Port City Raceway

Greetings from Tulsa, Oklahoma



From the travels and adventures of the 

“World’s #1 Trackchaser”



Port City Raceway

Dirt oval

 Lifetime Track #826




Reprinted with permission from my April 2, 2005 Trackchaser Report



Our #2 trackchaser, Allan Brown, is the publisher of the paperback book, the National Speedway Directory. This book lists oval and road course tracks in the U.S. and Canada and is used by traveling race fans. Here is what Allan had to say about racetrack websites:



“Who’d ever thought that within ten years of the web becoming popular that 86% of the US and Canadian tracks would have websites. (Editor’s note: Allan, I remember one race fan telling you several years ago that most racetracks were going to have websites). Of the 1,430 tracks we list in the 2005 directory, only 199 of them do not have websites. Oval tracks rank the lowest on the totem pole with 85%, as 97% of road courses have websites, and 88% of dragstrips have websites.



That doesn’t mean every website is worthwhile. We found that only about 1/2 the websites had telephone numbers listed. Less than a 1/4 of them have regular addresses to mail something to them. Keeping the websites updated is the biggest problem. Probably 25% of them still have 2004 info on them.



It seems like every time management changes the website stays with the former. We had dozens of websites change from .com to .net, .org or .us this year. Of the 993 U.S. ovals we list 95 of them changed management. Forty-nine of the U.S. oval tracks changed names since the last edition of the Directory.
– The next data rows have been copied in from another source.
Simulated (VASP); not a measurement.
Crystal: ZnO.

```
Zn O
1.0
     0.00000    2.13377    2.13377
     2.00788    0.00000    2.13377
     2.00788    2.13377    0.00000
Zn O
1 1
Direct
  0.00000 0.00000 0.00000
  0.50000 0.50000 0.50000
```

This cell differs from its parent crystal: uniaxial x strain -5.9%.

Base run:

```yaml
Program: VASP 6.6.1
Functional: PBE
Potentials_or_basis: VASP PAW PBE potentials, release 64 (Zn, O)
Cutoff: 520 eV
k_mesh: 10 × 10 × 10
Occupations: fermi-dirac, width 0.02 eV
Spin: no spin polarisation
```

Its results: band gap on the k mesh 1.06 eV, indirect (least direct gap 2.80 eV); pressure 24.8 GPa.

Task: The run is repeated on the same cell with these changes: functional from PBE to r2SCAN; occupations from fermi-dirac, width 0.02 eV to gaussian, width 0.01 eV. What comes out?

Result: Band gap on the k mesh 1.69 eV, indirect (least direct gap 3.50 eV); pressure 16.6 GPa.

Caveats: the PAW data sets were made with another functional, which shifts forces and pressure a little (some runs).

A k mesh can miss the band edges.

Each of these websites can be viewed at Allan’s website:





First and most important is to wish daughter, Kristy, a very happy birthday today, April 2. Happy birthday, Kris. We are very proud of our attorney daughter and wish her a very special day. Of our three children, Kristy is probably the biggest race fan. Our last race together was at the Irwindale Speedway.



I had a casual drive today, up from North Texas into Northeastern Oklahoma. There were several Indian casinos in sight. I think I may stop in and try my luck on the return trip back to Dallas on Sunday night.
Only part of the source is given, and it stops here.